To build the buttons for the digits 1–9, we use a doubly nested loop. There’s nothing particularly interesting about this loop, except that it’s probably a bit too cute. The minus, multiply, and divide buttons are also simple: we create a button with the appropriate label and use addGB() to place it in the application. It’s worth noting that we used a Unicode constant to request a real division sign rather than wimping out and using a slash.

That’s it for the user interface; what’s left is event handling. Each button generates action events; we need to register listeners for these events. We’ll make the application panel, the Calculator, the listener for all the buttons. To register the Calculator as a listener, we’ll be clever. Whenever a component is added to a container, the container generates a ContainerEvent. We use an anonymous inner class ContainerListener to register listeners for our buttons. This means that the Calculator must register as a ContainerListener for itself and for the two panels, topRow and bottomRow. The componentAdded() method is very simple. It calls getChild() to find out what component caused the event (i.e., what component was added). If that component is a button, it registers the Calculator as an ActionListener for that button.

actionPerformed() is called whenever the user presses any button. It clears the display if the user pressed the C button; otherwise, it appends the button’s action command (in this case, its label) to the display.

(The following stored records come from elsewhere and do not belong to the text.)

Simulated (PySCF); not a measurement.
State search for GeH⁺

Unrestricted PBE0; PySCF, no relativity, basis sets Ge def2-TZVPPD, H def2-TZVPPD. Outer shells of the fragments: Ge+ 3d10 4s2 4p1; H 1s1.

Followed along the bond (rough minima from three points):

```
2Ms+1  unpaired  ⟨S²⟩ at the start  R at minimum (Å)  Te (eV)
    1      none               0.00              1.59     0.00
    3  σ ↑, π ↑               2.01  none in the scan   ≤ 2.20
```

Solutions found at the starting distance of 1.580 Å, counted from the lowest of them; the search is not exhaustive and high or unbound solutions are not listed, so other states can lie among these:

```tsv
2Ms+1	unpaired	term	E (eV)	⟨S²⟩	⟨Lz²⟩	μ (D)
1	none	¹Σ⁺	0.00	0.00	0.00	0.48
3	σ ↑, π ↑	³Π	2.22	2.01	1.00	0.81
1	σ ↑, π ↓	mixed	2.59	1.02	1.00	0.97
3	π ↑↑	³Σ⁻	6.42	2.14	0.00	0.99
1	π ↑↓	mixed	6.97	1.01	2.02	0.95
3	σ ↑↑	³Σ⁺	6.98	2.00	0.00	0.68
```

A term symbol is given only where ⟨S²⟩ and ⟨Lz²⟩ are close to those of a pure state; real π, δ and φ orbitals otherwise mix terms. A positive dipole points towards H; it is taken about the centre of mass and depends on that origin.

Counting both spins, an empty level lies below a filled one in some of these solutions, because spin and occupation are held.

Combining layout managers is an extremely useful trick. Granted, this example verges on overkill. You won’t often need to create a composite layout using multiple grid bags. Composite layouts are common, however, with BorderLayout; you’ll frequently use different layout managers for each of a border layout’s regions. For example, the CENTER region might be a ScrollPane, which has its own special-purpose layout manager; the EAST and SOUTH regions might be panels managed by grid layouts or flow layouts, as appropriate.